Enchanted April at Little Lake | Theater | Pittsburgh | Pittsburgh City Paper

Enchanted April at Little Lake 

It’s a bewitching dose of escapist joy

Luke Breuhlman and Mary Meyer in Enchanted April, at Little Lake

Photo courtesy of James Orr

Luke Breuhlman and Mary Meyer in Enchanted April, at Little Lake

With summer almost here at last, virtually everybody wants to get away. Enchanted April, now at Little Lake Theatre, keeps with the season and follows the warm-weather respite of four vastly different society ladies in postwar England. Based on Elizabeth von Arnim’s 1922 novel, this 2000 adaptation by playwright Matthew Barber preserves the itinerant spirit of the source material, and under director Jena Oberg, a regular behind-the-scenes player at Little Lake, this production hits all the right notes.

At the end of a thunderstorm-plagued winter, eager daydreamer Lotty Wilton (Samantha A. Camp) reads a newspaper notice advertising an Italian castle to be rented during April. Desperate to escape her humdrum life, Lotty ropes the austere and quietly despondent Rose Arnott (Mary Meyer) into her scheme to abandon their absentee husbands for four weeks of adventure. However, to fund the trip, Lotty and Rose must take on two traveling companions: the temperamental Mrs. Graves (Marianne Shaffer), who expects the vacation will run on her schedule, as well as “modern” woman Caroline Bramble (Samantha DeConciliis), who harbors a penchant for dancing and hidden stashes of liquor. As their vacation unfolds, the women must cope with one another’s conflicting personalities, culminating in both hilarious and heartfelt results. 

The four lead actresses are consistently on point, and with a strong cast of supporting players — Johnna A. Pro’s beleaguered estate cook Costanza provides a healthy dose of comedy relief — there isn’t a weak performance in the house. Likewise, TJ Firneno’s superb production design effectively contrasts the women’s drab London homes with the beautifully ornate and colorful castle in Genoa.  

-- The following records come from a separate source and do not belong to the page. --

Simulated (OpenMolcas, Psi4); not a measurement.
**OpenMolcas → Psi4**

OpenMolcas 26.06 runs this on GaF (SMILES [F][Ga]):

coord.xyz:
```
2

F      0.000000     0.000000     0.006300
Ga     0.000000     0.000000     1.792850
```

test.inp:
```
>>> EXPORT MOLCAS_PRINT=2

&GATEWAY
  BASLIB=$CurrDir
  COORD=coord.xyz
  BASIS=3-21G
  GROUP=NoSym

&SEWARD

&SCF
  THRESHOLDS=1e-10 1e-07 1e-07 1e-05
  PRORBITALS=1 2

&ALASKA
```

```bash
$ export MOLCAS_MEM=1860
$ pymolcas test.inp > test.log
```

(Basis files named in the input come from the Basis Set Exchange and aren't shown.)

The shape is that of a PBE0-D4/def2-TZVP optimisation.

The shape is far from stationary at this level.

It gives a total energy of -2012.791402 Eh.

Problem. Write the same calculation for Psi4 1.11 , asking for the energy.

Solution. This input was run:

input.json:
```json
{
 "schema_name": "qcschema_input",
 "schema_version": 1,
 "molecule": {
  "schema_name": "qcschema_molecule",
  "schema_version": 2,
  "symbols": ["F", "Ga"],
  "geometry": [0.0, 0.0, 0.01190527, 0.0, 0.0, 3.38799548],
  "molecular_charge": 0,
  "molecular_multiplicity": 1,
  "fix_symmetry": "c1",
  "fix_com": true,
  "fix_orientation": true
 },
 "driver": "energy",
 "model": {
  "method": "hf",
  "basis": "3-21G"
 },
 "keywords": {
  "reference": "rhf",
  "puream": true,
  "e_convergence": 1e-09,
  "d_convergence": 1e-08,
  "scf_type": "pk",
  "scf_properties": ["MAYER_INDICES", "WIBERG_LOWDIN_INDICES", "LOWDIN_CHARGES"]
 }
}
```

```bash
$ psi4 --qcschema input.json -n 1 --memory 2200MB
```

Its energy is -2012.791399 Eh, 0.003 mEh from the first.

Before their month among wisteria and sunshine is over, these prim yet mismatched women celebrate, bicker, reconcile and ultimately discover everything their narrow lives had been missing. Romance ensues and broken hearts mend, and while the tidy outcome seems preordained from the earliest scenes, Enchanted April offers a bewitching dose of escapist joy. This is a charming production too sweet to resist.